Your Prayers For Sunset Cocktails and Seafood Have Been Answered

Situated on the ground floor of Roxy Hotel is a brand new destination for east coast fare.  The Oyster Bar, opened in late February of this year, is fast becoming a locals go-to for downtown happy hours and those after a fresh seafood fix Monday to Sunday.

The fully stocked raw bar is coupled with an offering of cooked comfort dishes, as well as selection of oysters sourced from local East Coast waters each day. Indulge yourself with our daily $1 oyster happy hour (Sundays and Mondays all night, and 5-7 pm on Tuesday through Saturday), accompanied by the music stylings of our resident pianist, Michael Garin.

Wash down your dishes with your favorite cocktail, or pick from $5 drafts and $10 glasses of wine. Pair your oysters with traditional mignonette and cocktail sauce, or one of our less conventional sauces like Salsa Verde or Cucumber Pink Peppercorn to spice up your palate.

If you’re on the hungrier side, try one of our seafood plateaus that serve up clams, ceviche, mussels, crab, prawns and lobster – all in one. An essential side – fresh baked milk bread rolls and crunchy hushpuppies.

On the flip side, if oysters in the comfort of your own home is more your scene, here’s a foolproof guide to shucking and storing.

How To Shuck | The Roxy Hotel
Need a little more help? Take these wise words from our Head Chef, Julie Farias when purchasing and storing your oysters.

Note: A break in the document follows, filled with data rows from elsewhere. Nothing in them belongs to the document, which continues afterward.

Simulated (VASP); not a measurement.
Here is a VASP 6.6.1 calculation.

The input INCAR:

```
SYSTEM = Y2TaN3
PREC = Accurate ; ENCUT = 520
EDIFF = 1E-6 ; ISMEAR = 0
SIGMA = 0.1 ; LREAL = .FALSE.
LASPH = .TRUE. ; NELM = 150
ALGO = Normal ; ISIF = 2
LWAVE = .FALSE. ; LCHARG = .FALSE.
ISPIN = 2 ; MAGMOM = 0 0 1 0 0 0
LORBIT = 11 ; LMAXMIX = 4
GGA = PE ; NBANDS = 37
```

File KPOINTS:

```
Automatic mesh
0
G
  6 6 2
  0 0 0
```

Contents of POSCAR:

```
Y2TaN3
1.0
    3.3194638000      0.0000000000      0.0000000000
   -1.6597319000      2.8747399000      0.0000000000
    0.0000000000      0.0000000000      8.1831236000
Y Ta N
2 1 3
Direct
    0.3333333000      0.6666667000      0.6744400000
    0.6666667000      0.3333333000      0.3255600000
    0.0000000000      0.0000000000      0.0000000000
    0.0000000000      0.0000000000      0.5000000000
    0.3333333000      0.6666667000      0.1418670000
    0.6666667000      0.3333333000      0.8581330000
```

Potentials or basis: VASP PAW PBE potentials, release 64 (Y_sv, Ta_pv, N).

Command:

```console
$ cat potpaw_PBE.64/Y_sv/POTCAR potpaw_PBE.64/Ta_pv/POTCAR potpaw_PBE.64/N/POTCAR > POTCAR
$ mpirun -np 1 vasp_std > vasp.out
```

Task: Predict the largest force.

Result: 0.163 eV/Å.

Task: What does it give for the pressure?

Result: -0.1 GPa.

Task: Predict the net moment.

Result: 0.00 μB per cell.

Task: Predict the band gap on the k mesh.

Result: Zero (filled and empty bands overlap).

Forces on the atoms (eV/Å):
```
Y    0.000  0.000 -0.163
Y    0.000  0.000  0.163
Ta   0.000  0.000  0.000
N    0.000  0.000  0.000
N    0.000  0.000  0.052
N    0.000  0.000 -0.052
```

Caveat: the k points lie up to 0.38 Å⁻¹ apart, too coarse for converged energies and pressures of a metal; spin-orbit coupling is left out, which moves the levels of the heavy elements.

1. In general, East Coast oysters have smoother, rounder shells with earthy browns, greens and white hues and taste sweet, crisp and fresh. Their West Coast counterparts often have jagged-edged shells in purples, whites, pinks and blacks, and provide plump, meaty, mineral-rich flavors.  Depending on their age, where and how they are raised, oysters can drastically range in size- from two to six inches in diameter.

2. When picking your own fresh oysters, look for tightly-closed shells that feel heavy in the hand, then store them on ice until you’re ready to shuck, being careful not to let shells become water logged in melted ice.

3. The oyster’s juicy insides, called the “liquor” is best preserved by storing the shell with the convex side down, allowing you to savor the flesh and liquor when you’re ready.